By, Dr. Stephen G. Hauge, the Coordinator, for the Rowan Center for Holocaust and Genocide Studies at Rowan University in N.J.
Dr. Hague teaches modern European history, with a special interest in Britain and its global interactions from the eighteenth to the twentieth centuries. He received his B.A. in history from Binghamton University in New York, an M.A. from the University of Virginia, and a D.Phil. from Oxford University. His research has focused on architecture, material culture and social mobility in the British Atlantic World. He has published a number of essays in this area and his book, The Gentleman’s House in the British Atlantic World, 1680-1780, was published in 2015. His next project will deal with culture, historical memory, politics and the construction of the idea of ‘Greater Britain’ in the late-nineteenth and early-twentieth centuries.
His account of his visit Osterley Park, utilizing his Royal Oak membership, is as follows…
Adventure to Osterley
Recently, I led a group of American university students to London for a two-week, crash course in British history since 1715. The course was intensive – lots of museums, walking tours, talks, and theater visits. As a result, when our one entirely free day came round on the late May Bank Holiday, all the students were ready for a most welcome rest, as was their faculty member.
Various off-duty activities occurred to me, but as I contemplated visiting parks, or another museum, or doing some shopping with the hordes of tourists crowding central London, the thought finally came to me: ‘historic property’. Like much of Britain on a Bank Holiday, it made sense to head to the countryside, and what better place than a country house.

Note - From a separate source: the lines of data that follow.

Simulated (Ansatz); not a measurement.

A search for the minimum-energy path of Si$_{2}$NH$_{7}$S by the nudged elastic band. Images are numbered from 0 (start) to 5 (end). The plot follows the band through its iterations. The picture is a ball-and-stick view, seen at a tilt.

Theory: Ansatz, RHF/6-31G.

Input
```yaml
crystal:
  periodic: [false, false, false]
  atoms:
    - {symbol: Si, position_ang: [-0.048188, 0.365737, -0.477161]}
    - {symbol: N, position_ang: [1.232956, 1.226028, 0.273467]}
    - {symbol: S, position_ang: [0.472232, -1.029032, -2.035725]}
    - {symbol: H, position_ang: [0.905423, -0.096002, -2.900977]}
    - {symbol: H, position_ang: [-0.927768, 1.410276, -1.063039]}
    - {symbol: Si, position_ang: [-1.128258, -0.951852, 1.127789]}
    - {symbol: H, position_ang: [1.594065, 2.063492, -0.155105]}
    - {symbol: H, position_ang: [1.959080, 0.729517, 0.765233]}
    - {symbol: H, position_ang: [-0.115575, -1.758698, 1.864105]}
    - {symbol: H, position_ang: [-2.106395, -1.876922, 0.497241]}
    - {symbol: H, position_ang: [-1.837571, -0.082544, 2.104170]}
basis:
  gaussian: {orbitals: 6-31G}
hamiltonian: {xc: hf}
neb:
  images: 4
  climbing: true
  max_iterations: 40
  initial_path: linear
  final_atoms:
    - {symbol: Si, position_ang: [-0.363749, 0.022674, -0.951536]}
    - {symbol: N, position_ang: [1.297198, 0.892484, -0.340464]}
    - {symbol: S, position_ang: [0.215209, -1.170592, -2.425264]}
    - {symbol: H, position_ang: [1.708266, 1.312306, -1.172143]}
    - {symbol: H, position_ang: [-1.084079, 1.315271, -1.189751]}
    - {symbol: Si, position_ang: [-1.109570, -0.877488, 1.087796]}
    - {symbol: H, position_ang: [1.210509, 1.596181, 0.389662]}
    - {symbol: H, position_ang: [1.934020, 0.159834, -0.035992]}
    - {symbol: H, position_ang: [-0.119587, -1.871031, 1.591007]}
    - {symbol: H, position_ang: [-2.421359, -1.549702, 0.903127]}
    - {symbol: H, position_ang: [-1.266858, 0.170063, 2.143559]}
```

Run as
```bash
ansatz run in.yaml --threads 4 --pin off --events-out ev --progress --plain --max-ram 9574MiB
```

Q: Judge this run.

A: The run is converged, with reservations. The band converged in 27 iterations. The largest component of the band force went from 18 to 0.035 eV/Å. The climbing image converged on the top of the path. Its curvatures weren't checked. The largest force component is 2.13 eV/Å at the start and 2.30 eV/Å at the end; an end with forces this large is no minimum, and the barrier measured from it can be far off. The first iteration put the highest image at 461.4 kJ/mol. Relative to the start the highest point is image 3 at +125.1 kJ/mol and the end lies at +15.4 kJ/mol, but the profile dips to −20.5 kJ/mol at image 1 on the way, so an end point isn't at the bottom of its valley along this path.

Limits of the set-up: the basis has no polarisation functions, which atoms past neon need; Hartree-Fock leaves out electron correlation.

Thinking through which house to visit within striking distance, I came up with a number of west London options: Syon Park, Chiswick, Strawberry Hill, a few others. Then, prompted by my Royal Oak membership card, the question leapt to mind: ‘What about Osterley Park?” To be honest, I don’t know why it took me so long to come round to this idea, which should have been obvious in two minutes.
Even though I have lived in Britain for a number of years over time, I had never been to Osterley and approached it with the same sort of vague trepidation other travelers from America might: is it difficult to get to? Is it worth the trip? I can assure AngloFiles readers that there is no need to worry on either count.
First, it is dead easy to find. I took the London Underground Piccadilly line, the same line that goes to Heathrow if you are on a flying visit, to the conveniently-named Osterley station. National Trust directions indicated that the house was a mile walk from there, not far but just long enough perhaps to deter some people. Don’t let it. Go left out of the station a short way, left again, straight on, and you very shortly see the impressive entrance gates. Once in the Park, it is a lovely amble up to the house. The mile from the station felt more like a short walk and then a stroll on the estate.
Secondly, the house is not to be missed. Rebuilt around a Tudor core in the late eighteenth century by Robert Adam, it contains some of the finest Adam interiors I have seen. The approach to the house is up a flight of steps and through what was called a ‘transparent’ portico, a pedimented columnar screen that brings visitors into a small courtyard and to the front door. Although odd in its arrangement, it was exquisite, and played with light, shadow, and space in a way that I enjoyed very much.
If the exterior is enchanting, the interiors are even more sumptuous, both in decoration and furnishing. Adam spent two decades working on Osterley, and it is quite a complete example of his ‘total design’ principle. Rich Adam Neoclassical decoration complemented by furniture by John Linnell and others highlights a house that is largely unchanged since 1782 and shows Adam at the height of his design powers.
Although situated in suburban London, the 357-acre park, which has undergone restoration work based on a 1782 inventory of plants and animals, merits attention and is large enough to occupy one on an afternoon wander. Sprinkled with garden buildings, the gardens and landscape more than provide an adequate country setting for the house. On the Bank Holiday, local residents with dogs, families with children, and heritage visitors alike mingled in their use of house and grounds.
Returning to catch my train back into central London, the walk seemed even shorter. Focused as I was on my way to the house, I missed a lovely little secondhand bookshop, which I wandered into on the way back. Excellent history, architecture and literature sections highlighted a happy find.
Taken as a whole, the ease of access, the exquisite Adam architecture, the interiors, and the gardens and grounds at Osterley equaled an excellent day out, and one which should attract any Royal Oak visitor to London.